Edited by Hans-Georg Wolf, Denisa Latić and Anna Finzel
[Cognitive Linguistic Studies in Cultural Contexts 14] 2021
► pp. 185–212
In this chapter, some of the findings from sociolinguistic interviews with 25 speakers of Indian English and 26 speakers of Nigerian English are presented. Emanating from a larger research project concerned with conceptualizations of gender, the current analysis focuses on conceptualizations of homosexuality and makes use of the analytical tools provided by Cultural Linguistics and Cognitive Sociolinguistics. In particular, the notions of “cultural conceptualizations” (e.g., Sharifian, 2011, 2017) and “cultural model” (e.g., Wolf & Polzenhagen, 2009; also cf. Schneider, 2014) are addressed.

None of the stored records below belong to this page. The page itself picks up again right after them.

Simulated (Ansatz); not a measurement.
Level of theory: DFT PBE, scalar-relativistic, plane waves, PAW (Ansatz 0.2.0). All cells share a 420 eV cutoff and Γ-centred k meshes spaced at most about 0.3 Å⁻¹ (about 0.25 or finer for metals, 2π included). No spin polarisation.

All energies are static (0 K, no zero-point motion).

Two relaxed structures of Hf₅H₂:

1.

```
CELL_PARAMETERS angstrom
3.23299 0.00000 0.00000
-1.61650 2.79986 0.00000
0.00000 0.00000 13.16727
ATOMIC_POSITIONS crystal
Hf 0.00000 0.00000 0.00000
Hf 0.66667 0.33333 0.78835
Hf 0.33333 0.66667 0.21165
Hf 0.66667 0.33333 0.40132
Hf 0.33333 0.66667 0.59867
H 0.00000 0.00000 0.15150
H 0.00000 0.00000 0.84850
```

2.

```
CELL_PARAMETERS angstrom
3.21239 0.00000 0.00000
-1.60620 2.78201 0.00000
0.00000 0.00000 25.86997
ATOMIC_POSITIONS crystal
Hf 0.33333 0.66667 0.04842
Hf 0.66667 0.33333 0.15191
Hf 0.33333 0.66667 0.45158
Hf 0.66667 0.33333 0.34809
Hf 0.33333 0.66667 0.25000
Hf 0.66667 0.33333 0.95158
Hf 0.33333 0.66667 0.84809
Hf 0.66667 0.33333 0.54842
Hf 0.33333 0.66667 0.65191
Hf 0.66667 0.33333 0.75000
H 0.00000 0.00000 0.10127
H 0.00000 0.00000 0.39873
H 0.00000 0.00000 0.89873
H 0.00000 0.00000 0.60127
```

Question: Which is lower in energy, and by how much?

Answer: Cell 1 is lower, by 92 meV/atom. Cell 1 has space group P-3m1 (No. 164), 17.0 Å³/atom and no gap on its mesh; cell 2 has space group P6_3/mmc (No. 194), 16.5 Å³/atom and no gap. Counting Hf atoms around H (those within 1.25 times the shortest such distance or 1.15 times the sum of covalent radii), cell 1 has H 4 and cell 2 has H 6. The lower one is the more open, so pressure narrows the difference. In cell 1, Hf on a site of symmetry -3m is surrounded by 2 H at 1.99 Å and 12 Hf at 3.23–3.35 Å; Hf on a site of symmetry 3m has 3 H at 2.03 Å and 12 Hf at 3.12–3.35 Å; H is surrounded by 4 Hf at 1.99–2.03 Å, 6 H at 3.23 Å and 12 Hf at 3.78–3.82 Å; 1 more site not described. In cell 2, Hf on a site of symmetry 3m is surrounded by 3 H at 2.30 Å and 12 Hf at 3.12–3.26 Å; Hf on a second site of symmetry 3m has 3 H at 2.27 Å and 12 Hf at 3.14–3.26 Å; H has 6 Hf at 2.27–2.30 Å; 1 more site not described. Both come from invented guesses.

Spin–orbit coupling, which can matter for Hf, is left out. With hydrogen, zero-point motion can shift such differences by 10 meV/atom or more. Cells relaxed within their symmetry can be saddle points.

At the time of data collection, discriminatory legislation concerning homosexuality was in force in India and Nigeria. Opinion polls likewise echoed a negative stance towards homosexuality among the population of the two countries. This raised the expectation that similar conceptualizations of homosexuality might be found in Indian and Nigerian English, both in terms of their negative connotation and of how homosexuality would exactly be conceptualized. However, this expectation was not fulfilled. Firstly, the acceptance among the Indian participants to this study was generally greater. Secondly, homosexuality was predominantly conceptualized as an innate condition in the Indian English data, while it was prevalently understood as an acquired condition by the Nigerian informants. Drawing from earlier findings within the context of the same project (Finzel, 2021; fc.), I suggest that these differences can be explained with culture-specific models of gender that lend their logic to conceptualizations of homosexuality.